Family Offices - Asset Management
Tradition manages both stock and bond portfolios as stand-alone and balanced accounts. Within our equity portfolios, we seek companies with strong sustainable businesses. These businesses will exhibit above average profitability and free cash generation and above average secular growth. Stock purchases made at discounts to our estimate of intrinsic value, or with a margin of safety, help produce strong risk-adjusted returns. Margin of safety, preservation of capital, and positive risk-adjusted returns drive our mandates. We believe in participating in the growth of quality companies purchased at reasonable prices. We also selectively include asset or value plays that have a catalyst—like new management, restructuring or a product launch that will improve the business and set the company on a course for quality growth going forward.

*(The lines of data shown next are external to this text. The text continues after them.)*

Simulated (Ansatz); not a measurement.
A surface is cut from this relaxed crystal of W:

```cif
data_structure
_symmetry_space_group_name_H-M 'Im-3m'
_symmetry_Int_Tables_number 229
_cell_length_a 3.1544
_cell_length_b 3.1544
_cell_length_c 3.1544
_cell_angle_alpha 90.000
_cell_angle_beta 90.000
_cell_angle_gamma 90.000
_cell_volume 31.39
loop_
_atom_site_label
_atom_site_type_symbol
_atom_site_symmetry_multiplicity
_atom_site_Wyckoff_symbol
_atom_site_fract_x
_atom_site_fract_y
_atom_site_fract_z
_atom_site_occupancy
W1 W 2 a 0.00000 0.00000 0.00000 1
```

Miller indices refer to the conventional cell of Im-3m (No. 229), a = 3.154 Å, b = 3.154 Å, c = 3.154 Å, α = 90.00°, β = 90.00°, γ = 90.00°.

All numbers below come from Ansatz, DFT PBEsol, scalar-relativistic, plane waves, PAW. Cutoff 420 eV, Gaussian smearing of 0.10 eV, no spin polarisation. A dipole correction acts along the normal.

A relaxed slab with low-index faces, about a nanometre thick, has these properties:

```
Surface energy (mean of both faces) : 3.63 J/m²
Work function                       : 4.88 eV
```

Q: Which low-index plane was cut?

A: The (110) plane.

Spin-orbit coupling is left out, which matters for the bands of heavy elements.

Our experienced, knowledgeable and dedicated investment team is passionate about owning individual stocks of quality companies. We are not traders trying to outguess the market; rather, we are business and security analysts making an investment that, in our opinion, will provide a suitable risk-adjusted long-term return. Our process is focused on getting to know the business drivers: products, services, brands, assets, research pipeline, patents, networks, competitors, and supply/demand. Estimating the value of the business and buying the stock at a discount to this estimate of intrinsic or business value. We are a research and process driven asset manager focused on long-term performance.
Tradition claims compliance with the Global Investment Performance Standards (GIPS ®) and has verification for the performance reports detailed below. These are available upon request.
- Absolute Income Strategy Fact Sheet - September 2017
- Absolute Income Strategy Presentation - September 2017
Diversified Global Strategies
Diversified Global Strategies match a client with a diversified portfolio that meets specific goals of income, safety and capital appreciation. Diversifying across low-correlated asset classes helps lower a Strategy’s risk at a similar expected return. While Tradition is skilled at selecting individual stocks and bonds, we outsource client capital to leading asset managers to bring the additional diversifying benefits of alternatives, global and other unique asset classes to our clients. These proven complementary investment assets diversify and improve a portfolio’s risk-adjusted expected return profile. We recognize the benefits of including alternatives and global assets to provide a complete investment solution. Alternative assets are a broad term that generally refers to almost any asset that is not a plain vanilla stock or bond such as: Risk Arbitrage, Covered Call Strategies, Reinsurance, Alternative Lending, Distressed Debt, Real Assets, Variance Risk Harvesting, and Bond Arbitrage to name a few. Global assets allow participation in opportunities around the world whether they are stocks or bonds or in the emerging markets or developed world. The common theme to both Global and Alternative is finding assets that move at an independent, or low (un)correlated pace and direction compared to U.S. stocks and bonds.
A sound asset allocation strategy is driven by complex statistical modeling that includes expected return, expected standard deviation and a correlation matrix. Optimizing Asset Allocation is a more complex process than simple diversification, but the goal is the same—risk reduction. Asset allocation is the process of selecting a mix of asset classes that closely matches goals and objectives. It is based on the premise that the different asset classes have varying cycles of performance, and that by investing in multiple classes, the overall investment returns will be more stable and less susceptible to adverse movements in any one class. All investments involve some sort of risk, whether it’s market risk, interest risk, default risk, inflation risk, or liquidity risk. Asset allocation strategies seek to mitigate the risks of any one asset class through diversification and balance. Risk tolerance, cash flows, and market realities determine a Strategic Allocation and the actual Tactical Implementation. Longer investment horizons naturally reduce risk as it diminishes the negative impact on any one year. Long duration also allows a portfolio to bear increased expected risk in exchange for increased expected return as time will have the benefit of allowing patience and recovery, from any one bad year, before the capital is needed.